1. Claim your full 401(k) match
Many companies that offer 401(k) plans to employees also offer some type of matching contribution. It's important to claim your workplace match in full in 2026 so you don't end up leaving any free money on the table.
First, find out what that match entails. It may have changed from previous years. Next, find out if your employer imposes a vesting schedule. If it's a strict one, and you're planning to leave your job pretty soon, keeping that match may not be feasible.
But if your workplace match is both attainable and easy to snag (say, there's no vesting schedule to worry about), do your best to increase your savings rate to claim it in full. You may have to rethink some of your spending in the new year to free up more money for your 401(k), or even consider a side job for extra income.

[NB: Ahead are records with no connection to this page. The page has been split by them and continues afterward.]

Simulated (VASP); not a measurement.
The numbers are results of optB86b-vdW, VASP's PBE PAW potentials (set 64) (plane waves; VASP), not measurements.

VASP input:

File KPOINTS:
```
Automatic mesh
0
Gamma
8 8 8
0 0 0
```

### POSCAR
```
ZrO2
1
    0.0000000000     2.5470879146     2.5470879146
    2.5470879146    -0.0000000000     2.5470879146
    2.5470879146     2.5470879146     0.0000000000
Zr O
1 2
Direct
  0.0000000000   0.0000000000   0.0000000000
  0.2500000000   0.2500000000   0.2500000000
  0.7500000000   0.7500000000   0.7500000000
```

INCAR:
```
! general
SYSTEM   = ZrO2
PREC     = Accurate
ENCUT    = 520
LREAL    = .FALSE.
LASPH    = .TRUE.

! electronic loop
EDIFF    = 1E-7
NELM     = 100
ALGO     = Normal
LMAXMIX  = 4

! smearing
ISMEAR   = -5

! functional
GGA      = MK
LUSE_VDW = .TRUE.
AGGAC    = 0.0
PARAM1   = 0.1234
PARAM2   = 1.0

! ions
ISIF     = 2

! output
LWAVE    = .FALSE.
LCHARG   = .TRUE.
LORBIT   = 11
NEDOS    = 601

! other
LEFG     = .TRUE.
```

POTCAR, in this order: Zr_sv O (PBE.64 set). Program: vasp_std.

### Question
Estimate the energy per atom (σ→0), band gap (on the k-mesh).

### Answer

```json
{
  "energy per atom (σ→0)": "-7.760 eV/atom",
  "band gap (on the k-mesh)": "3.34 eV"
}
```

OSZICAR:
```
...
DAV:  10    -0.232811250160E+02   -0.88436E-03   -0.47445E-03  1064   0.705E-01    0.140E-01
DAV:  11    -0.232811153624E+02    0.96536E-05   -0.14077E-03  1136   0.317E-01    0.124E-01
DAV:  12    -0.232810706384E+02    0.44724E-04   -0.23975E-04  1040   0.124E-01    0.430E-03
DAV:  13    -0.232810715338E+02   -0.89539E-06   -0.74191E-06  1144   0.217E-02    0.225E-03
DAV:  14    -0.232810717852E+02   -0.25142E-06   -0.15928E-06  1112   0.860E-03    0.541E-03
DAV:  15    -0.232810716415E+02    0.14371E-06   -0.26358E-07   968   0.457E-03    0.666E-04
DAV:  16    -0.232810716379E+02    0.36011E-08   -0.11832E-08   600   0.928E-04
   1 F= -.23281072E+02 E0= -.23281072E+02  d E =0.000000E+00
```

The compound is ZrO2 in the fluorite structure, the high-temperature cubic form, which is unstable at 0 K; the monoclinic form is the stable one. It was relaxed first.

But remember, every free dollar you collect from your employer is a dollar you then get to invest. Keep doing that, and those matching dollars could boost your savings substantially over time.
2. Save your raise from the start
If you're getting a raise in 2026, it may be a cost-of-living raise to match inflation. Or, it may be a merit-based raise as a reward for a job well done.
Either way, saving your raise from the start is a great strategy for boosting your retirement savings. If you don't get used to having the extra money in your paychecks, you shouldn't miss it if it lands in your retirement account instead.
If you have a 401(k), you can simply tell your payroll department to boost your contribution rate by whatever your raise amounts to. If you have an IRA, see if you can set up recurring contributions that allow you to bank your raise automatically.
3. Make sure your portfolio is set up for growth
Investing your hard-earned savings in the stock market can be nerve-wracking. After all, the stock market has long been subject to wild swings, and even a diversified portfolio isn't always fully protected from losses if the market takes a dive.
But one thing you should know is that while the stock market does lose value from time to time, in the long run, it tends to make investors money. So if you're 10, 20, or 30 years away from retirement, don't just rely on your retirement plan contributions to fuel your savings' growth. Instead, invest your money strategically so your assets do more of the heavy lifting.
It's a good idea to put some of your money into growth stocks when retirement is many years away. However, income-generating assets like dividend stocks and real estate investment trusts (REITs) can provide a nice balance.
If you're saving in a 401(k), you typically can't choose individual stocks to invest in. In that case, your best bet may be to look at different index funds that come with low fees and align with your growth and income strategy.
The more money you're able to save for retirement in 2026, the better a foundation you can lay. Make these moves to give your savings a solid boost so you can close out 2026 feeling proud of your efforts.